It’s been about 200 million years since the last magma-producing tectonic event in what is now the east coast of the United States and it has been thought the area had no volcanic activity. 

However, Esteban Gazel, assistant professor of geosciences has recently received a three-year, $353,097 grant from the National Science Foundation GeoPrisms Program to work with Elizabeth Johnson, assistant professor of geology and environmental science at James Madison University, to study volcanic activity in Virginia.

After the last magma event during Pangaea break-up 200 million years ago, the eastern coast of North America from Florida to Nova Scotia became what is known as a ‘passive margin,’ an area that is not supposed to have volcanoes or earthquakes.

“There are always exceptions in our dynamic planet,” Gazel said. “There was another pulse of volcanic activity in the area 25-50 million years ago that many geologists aren’t aware of and we’ve produced preliminary data proving there are very young volcanic remnants in Virginia that have a particular geochemistry that is very different, with a unique chemical composition, from anything else in the eastern U.S."

One example is the Mole Hill area just west of Harrisonburg, Va. These lavas have an “intraplate” signature with high magnesium compositions, similar to what you would expect to find in active volcanic zones such as Hawaii or the Basin Range in the western United States. These eastern volcanoes were probably produced by a process called delamination, where dense parts of the earth’s crust and the rigid mantle base of all tectonic plates below it, the lithospheric mantle, ‘sink’ into the plastic asthenosphere layer, which reaches 100-200 kilometers below the surface.

The research being conducted will help the team determine what produced the remnants and how they are related to the tectonics involved in the 2011 earthquakes that registered a magnitude of 5.8 and were centered less than 40 miles northwest of Richmond, Va.

"These volcanic rocks are unique as they also carry samples of the crust and mantle,” Gazel explained. “They provide the only window into the deep architecture of the East Coast. This data is fundamental for geophysical studies that will determine active faults in Virginia.”

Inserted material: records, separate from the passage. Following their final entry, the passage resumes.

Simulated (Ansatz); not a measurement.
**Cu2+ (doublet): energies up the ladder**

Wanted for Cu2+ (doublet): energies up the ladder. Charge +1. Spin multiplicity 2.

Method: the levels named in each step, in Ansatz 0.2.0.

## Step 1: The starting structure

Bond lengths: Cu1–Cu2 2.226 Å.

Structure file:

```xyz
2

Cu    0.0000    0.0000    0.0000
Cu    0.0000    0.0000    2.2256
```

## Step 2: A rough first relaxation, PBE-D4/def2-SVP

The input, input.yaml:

Gazel said it is possible that the magmas they will study took advantage of these same faults to reach the surface.

“Even with active volcanoes you can never determine when they might erupt again,” Gazel said. “That’s a field of research itself. But it’s important to evaluate the potential of something like this happening on the East Coast. We have to understand the structure and tectonics of the area.”

Different tectonic settings or meting processes will produce magmas with different chemical signatures. Data collected starting in the Spring of 2013 from samples of lava and volcanic material will be analyzed to collect the necessary chemical data using mass spectrometry, electron microprobe, and X-ray fluorescence at the Department of Geosciences at Virginia Tech.

“We propose to use these magmas, as well as mantle and crust samples within the Virginia volcanoes magmas to determine the depth, composition and evolution of the lithospheric mantle and continental basement under eastern North America,” he said. The team will use an array of geochemical and petrologic observations and modeling and their data will create a vertical cross-section deep into the eastern portion of the continent.

“There will be geophysical studies in the area and our group, which is, as far as I’m aware, the only group to do studies of this nature on the East Coast, will be providing data to help tune the models of those involved with the geophysical studies,” he said.

 “Most volcanoes on the planet are at the center of where plates are separating and you don’t see a single edifice (cone). In some places you have a fracture from which magmatic products are released to the surface,” he explained. “What we have in Virginia are remnants, the deeper parts of small volcanoes and the conduits between the deep roots and the shallow parts of a volcanic edifice.”

By the end of the project, Gazel said they hope to find if there are other locations in Eastern North America that might indicate the presence of volcanoes.